Joe Biden entered the 2020 presidential race with higher polling numbers than of his Democratic rivals, and at least one Wall Street firm believes he’s capable of beating President Trump.
That’s not cause for stockholders to celebrate, says Tony Roth, the chief investment officer at Wilmington Trust, which manages $84.9 billion in assets.
The former vice president may be the most electable of the Democratic candidates so far, which makes his bid “a real risk to the market expansion,” Roth told the Washington Examiner. “That expansion has been, in the last few years, extended in large part due to the regulatory and fiscal agenda of Trump.”
The longest in history, the current bull market has seen the blue-chip Dow Jones Industrial Average soar to 26,597, a nearly fourfold increase from its low in March 2009 following the global financial crisis.
In the two years since Trump’s inauguration alone, the index has climbed 26% to record highs as the White House loosened regulations on internet service providers and banks and pushed a massive tax cut for businesses. The broader S&P 500 gained 18% during that period, while the tech-heavy Nasdaq added 25%.

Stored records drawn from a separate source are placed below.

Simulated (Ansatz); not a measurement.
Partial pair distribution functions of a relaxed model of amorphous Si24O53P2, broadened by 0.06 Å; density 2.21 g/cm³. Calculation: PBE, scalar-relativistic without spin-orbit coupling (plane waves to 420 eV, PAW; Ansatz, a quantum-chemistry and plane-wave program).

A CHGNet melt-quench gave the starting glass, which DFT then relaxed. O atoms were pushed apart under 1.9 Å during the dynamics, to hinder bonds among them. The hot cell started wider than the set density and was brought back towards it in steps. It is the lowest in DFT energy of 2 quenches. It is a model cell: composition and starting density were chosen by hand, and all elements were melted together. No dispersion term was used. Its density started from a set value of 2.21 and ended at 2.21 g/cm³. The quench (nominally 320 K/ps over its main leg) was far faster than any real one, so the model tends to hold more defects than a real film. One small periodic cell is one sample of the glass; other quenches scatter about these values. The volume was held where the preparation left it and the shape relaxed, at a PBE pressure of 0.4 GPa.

Any Democrat who wins the White House is likely to reverse Trump’s policies, however. And Roth believes Biden has a better chance than most because he’s a centrist who might appeal to swing voters more than progressives like Sen. Elizabeth Warren, who supports a wealth tax, or Sen. Bernie Sanders, a self-avowed socialist.
A long-time senator for his home state of Delaware, Biden placed first among 29% of people asked which Democratic candidate they would support, compared with 23% for Sanders and 8.3% for Sen. Kamala Harris of California, according to the most recent RealClearPolitics average of polls.
His campaign website advocates stronger labor laws, tax breaks for the middle class, and guaranteeing educational opportunities.
“This country wasn’t built by Wall Street bankers and CEOs and hedge-fund managers,” he said. “It was built by the American middle class.”
Should Biden win the Democratic nomination, Roth predicts a drop of as much as 10% in markets, followed by another 10% slide if he were to beat Trump in the general election.
While the current president himself has frequently taken credit for market gains and economic growth, telling reporters on Wednesday that the U.S. economy is “doing the best, probably, it’s ever done,” Democrats have generally rejected such arguments.
Unemployment, which reached a nearly 50-year low under Trump, began falling under President Obama after peaking at 10% in 2009 following the financial crisis. It had reached 4.7% in December 2016, Obama’s last full month in office, while the Dow Jones index had climbed more than 13,000 points from its 2009 low to 19,732.